• Alfredo Tjiurimo Hengari
In his 1980 offing, ‘Tyranny of the Status Quo’, Nobel Laureate Milton Friedman argues that leaders who reformed their countries in the first three months of their mandates had a better shot at success. He refers to F.D Roosevelt, Margaret Thatcher, Ronald Reagan and François Mitterrand.
What Friedman tried to demonstrate is that beyond the three months’ threshold, the system has the potential to build walls around a leader in what he describes as the ‘uniform tendency in government to reverse the declared policies of leaders’. In the ‘Iron Triangle’, which preserves the status quo, lies in each corner ‘the direct beneficiaries of laws, bureaucrats who thrive on them, and politicians who seek votes’. There are important lessons here for Namibia. Two years ago, President Hage Geingob cohered his presidency on prosperity. To give credence to the prosperity agenda, reform of the state became a sine qua non condition for the success of his presidency. But, as Friedman warns, reforming is complex and difficult.
It is why a leader with high ambitions for their country should ask a few hard questions. The question foremost on the mind of President Hage Geingob as he tries to steer the ship through the jungle of reform and prosperity is: Do I have the dogs to hunt? Additionally, he should also pose the question first posed by the political scientist Peter Katzenstein in his book Small States and Markets: what makes a small state succeed?
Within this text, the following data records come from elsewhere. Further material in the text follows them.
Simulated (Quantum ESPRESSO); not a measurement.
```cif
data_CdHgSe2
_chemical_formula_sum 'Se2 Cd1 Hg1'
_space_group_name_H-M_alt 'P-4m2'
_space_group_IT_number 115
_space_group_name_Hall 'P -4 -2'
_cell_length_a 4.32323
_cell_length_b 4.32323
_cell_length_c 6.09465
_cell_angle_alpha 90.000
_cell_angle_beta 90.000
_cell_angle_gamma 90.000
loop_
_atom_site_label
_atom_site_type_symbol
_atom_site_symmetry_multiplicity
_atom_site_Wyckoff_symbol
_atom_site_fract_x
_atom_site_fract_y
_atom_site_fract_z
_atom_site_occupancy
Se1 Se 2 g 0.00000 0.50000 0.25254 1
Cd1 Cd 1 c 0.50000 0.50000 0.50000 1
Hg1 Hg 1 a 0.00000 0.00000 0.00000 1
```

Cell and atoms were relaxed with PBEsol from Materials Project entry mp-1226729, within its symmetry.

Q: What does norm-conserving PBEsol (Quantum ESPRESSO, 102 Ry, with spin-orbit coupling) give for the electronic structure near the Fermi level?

These questions are crucial for both the President and us at this point in the political cycle of our republic with various media reports highlighting malaise in the system. The SME Bank saga illustrates a bad example of what the Geingob presidency had set out not to be at inception. But this and several others shed light on squatters in the system who could arrogantly thrive on corruption and the preservation of a corrosive status quo.
These have the potential to swell the ranks of the cynical, thereby questioning the ability of the Geingob presidency to deliver on its prosperity mandate. As we move a gear into our developmental narrative, we should warn that administrative malfeasance can lead to collective suicide. The question of whether we have the dogs to hunt for prosperity becomes even more urgent.
Ideas and how we think collectively about development can materially alter the fate of our country. Still, it goes better with saying that words are good, but deeds are certainly better. Especially now that we are entering our cross-cutting 5th National Development Plan – Working Together Towards Prosperity as a crucial link in our long-term planning toward Vision 2030.
After all, NDP5 with clearly identified sectoral game-changers represents what might lie ahead on the frontier of possibilities for our country. But that frontier can only be within our reach when we unleash the dogs that will hunt for prosperity. Do we have them? Yes and no.
No, because we don’t have a good education system; we don’t have a good vocational training system and a strong work ethic. We also don’t have a spirit of innovation and enterprise. As a result of these defects, there is a chronic imbalance between our puffed political stability and trembling economic flexibility. Worse, our Gini coefficient is not salutary and suggests that we are not a model for inclusive growth!
Yes, we could have the dogs to hunt if we could dedicate our best human resources to the specific policy areas that are critical to national development (education, vocational training, infrastructure development, public administration, development planning, trade and industry). To get this right would imply that those who lead these clusters not only talk boldly, but also act accordingly against those who undermine national development. As a collective, we should move beyond an era of hesitations into one that is Jupiter-like, characterized by energy, strength and drive.
In a forcefully analytical and prescriptive 5 November 2009 annual address titled
’Accelerated economic growth and job creation: the need for a paradigm shift’ Tom K Alweendo, then
Governor of the Bank of Namibia rightly warned: ‘So far our approach to economic development has been somewhat too cautious, except that the results are not encouraging.’ If NDP5 implies that we make the necessary institutional innovations and modifications in order to align the promise with the possibilities – we should go in that direction.
* Alfredo Tjiurimo Hengari is a visiting fellow at Sciences Po Paris. He holds a PhD in political science from the Sorbonne.